It seems to me that it would be next to impossible to make these kinds of decisions without distancing oneself from the humanity of these people. Shutting off compassion and empathy. Refusing to see your decisions as actually affecting real people… many, many real people.

So, let’s talk about the story of the feeding of the 5,000. On the surface it looks like a nice fluffy, innocuous story about sharing food, or miraculously multiplying bread and fish (depending on how you want to look at it). But to people of that time, this was a deeply subversive story.

Why? Well, consider that Jesus drew the attention of 5,000 families, so at least 10,000 people. Who do you imagine was in that crowd? Was it only nice, upstanding Jews, all of whom kept kosher and attended to all the laws of their religion? Nope. It had to have been a huge variety of people: poor, dirty, ill, women, children, widows and widowers, foreigners, eunuchs, prostitutes, criminals, spies from the Jewish hierarchy, working and middle-class folks. The whole gamut.

These are people who don’t normally sit together. And for the Jewish men running the show, this broke all kinds of Jewish cleanliness laws about not eating with (or talking with or touching) many of the folks present for fear of being unclean and probably being looked down upon, and losing respect from your own folks.

Jesus defied the dehumanization that the rules of his religion imposed by claiming some were more worthy than others, some clean and some unclean. With empathy and compassion Jesus brought everyone to the table essentially saying (if not in words, then in actions):  Welcome to the Resistance!! Everyone have a seat, greet your neighbor, share food and conversation. We’re all in this together. This is a vision of the Kin-dom of God.
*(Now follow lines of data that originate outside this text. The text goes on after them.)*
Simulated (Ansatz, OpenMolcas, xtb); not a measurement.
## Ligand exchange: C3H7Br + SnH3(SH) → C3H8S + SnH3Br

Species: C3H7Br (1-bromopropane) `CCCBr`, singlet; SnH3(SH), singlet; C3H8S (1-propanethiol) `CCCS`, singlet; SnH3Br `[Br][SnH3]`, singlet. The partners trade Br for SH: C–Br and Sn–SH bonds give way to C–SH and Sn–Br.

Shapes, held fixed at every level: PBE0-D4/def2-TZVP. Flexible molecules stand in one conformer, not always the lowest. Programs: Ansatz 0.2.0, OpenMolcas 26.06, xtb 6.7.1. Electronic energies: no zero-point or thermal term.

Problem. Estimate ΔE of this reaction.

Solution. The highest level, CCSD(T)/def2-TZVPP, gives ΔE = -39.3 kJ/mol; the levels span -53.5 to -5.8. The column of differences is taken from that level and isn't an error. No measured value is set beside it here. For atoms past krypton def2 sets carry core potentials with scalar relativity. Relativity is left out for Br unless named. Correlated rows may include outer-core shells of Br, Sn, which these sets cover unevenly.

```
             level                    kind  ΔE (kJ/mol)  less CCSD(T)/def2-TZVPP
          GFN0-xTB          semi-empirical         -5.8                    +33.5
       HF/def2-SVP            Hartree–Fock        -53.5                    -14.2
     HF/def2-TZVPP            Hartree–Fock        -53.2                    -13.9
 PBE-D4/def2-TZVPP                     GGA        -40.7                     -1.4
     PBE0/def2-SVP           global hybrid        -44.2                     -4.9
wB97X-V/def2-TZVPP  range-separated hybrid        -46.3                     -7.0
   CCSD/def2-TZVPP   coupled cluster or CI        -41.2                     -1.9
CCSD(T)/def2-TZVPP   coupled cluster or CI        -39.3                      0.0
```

Valerie Kaur, in her book The Sage Warrior, writes, “Throughout the world, the most effective caste systems and social hierarchies kept people apart when it came to the most intimate exchanges – living, eating, loving – and enforced those rules with brutality.  [Eating together] was embodied protest. Radical and subversive. Eating together with people of all castes and creeds meant rejecting with your body and breath adherence to hierarchy… [it] was more than a rebellion: It was a practice for an alternative world of solidarity, dignity, and humility.”

Oscar Romero [1917–1980], Archbishop of San Salvador, was another who refused to dehumanize others, and was gunned down on March 24, 1980, while celebrating Mass for standing in solidarity with those others had dehumanized and oppressed. As his body lay in state in the cathedral where he had so often preached, thousands of mourners filed past his coffin, many of them landless peasants and field workers, who had traveled miles to pay their respects. 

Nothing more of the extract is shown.